The not-so-selective licensing scheme 27/09/2014 08:24:00......Posted by Tim Pollard
On Thursday I attended a Public Meeting at the Hilton in Dingwall Road organised by the National Landlords Association, along with a number of other Conservative councillors, to discuss Labour's proposal to license landlords. Sadly there were no Labour councillors there to defend their proposal, as neither the cabinet member responsible (Alison Butler), nor her deputy, nor any other member of the Labour group was apparently free to attend. Around 100 people were present including many landlords and tenants, who will be a victim of Labour's planned tenant tax.
There was a rational discussion about the likely impact of the interestingly named 'Selective Licencing Scheme'. Of course, it's not selective - every private landlord in Croydon will have to pay £200 per property per year and the council would like the whole lot up front for a five year period. These licensing schemes are allowed in law, although the law (as the name suggests) was intended to allow selective schemes which only applied in two circumstances: that there was evidence linking crime or anti-social behaviour to a specific area with many private rented properties or where there is low demand for private rented accommodation (plainly not the case in Croydon).

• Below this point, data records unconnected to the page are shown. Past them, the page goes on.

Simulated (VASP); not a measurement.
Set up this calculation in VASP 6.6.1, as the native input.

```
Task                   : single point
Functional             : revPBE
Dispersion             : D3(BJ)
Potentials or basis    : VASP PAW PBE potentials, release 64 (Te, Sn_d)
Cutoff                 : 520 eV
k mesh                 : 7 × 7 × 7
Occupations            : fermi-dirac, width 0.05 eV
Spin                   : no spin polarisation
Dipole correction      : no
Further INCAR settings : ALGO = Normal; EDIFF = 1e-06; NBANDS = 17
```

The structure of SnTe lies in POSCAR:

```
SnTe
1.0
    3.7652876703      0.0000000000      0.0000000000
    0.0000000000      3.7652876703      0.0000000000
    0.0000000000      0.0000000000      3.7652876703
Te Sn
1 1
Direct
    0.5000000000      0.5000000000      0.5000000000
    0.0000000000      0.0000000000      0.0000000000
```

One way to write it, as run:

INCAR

The law also requires that the fee charged can only be used to fund the administration of the scheme. That's why many of the 70 boroughs who have introduced the scheme (of which 69 are Labour-controlled) are charging in the order of £50 per year (which is sufficiently modest for most landlords to probably not seek to pass on to tenants). At £200, Croydon's charge will be amongst the most expensive in the country - so either the council is the least efficient borough or they are blatantly profiteering!
It doesn’t take a genius to work out what will happen if this scheme goes ahead: landlords who make the payment will simply pass the cost on to their tenants. Lest we be accused of scaremongering, the Council admits this, though the admission is buried 19 pages into its report (“tenants may...be impacted by an increase in their housing costs as landlords seek to pass on some or all of the costs of licensing through higher rent levels”). At a national level, the Labour Party is arguing for the re-introduction of controls to stop rents increasing (a policy which, like many of Ed Miliband’s ideas, is superficially attractive, but which evidence from around the world shows would inevitably lead to fewer homes to rent and therefore higher rents in the medium term), but locally Croydon Labour Party is pursuing a policy which it admits will increase rents.
So why is our Labour Council doing this?
Well, it gives two reasons.
First, it says it wants to reduce flytipping and other forms of anti-social behaviour - a laudable aim. It claims that these problems are “commonly associated with poorly managed, overcrowded and low quality private rented accommodation”. Even if this is true, it would suggest that the Council should be doing something about poorly managed, overcrowded and low quality private rented accommodation, not taxing the whole sector. And it is very difficult to judge from the Council’s report whether it is true - little evidence is provided and what is said undermines rather than supports this claim (for example, the report says the private rented sector in the borough is growing rapidly but most forms of anti-social behaviour are declining and it also includes data which suggests that there is little correlation between the size of the private rented sector in different parts of the borough and the levels of anti-social behaviour in those areas).
Second, the Council says it wants to improve the quality of the housing in the private rented sector - another laudable aim. But again, the evidence in its report, both from within Croydon and from other London boroughs that have introduced Selective Licensing, suggests that most properties in the sector are in a reasonable state of repair. There are over 30,000 households in Croydon living in private rented accommodation: last year, the Council received 1,371 complaints (some households probably made multiple complaints so the number of properties complained about is probably lower than that, but set against that there are undoubtedly some tenants who don’t complain because their landlord makes it clear that they will evict them if they do). The London Borough of Newham has introduced Selective Licensing and registered 20,500 landlords, but has so far only banned 18, prosecuted 243 and cautioned 136.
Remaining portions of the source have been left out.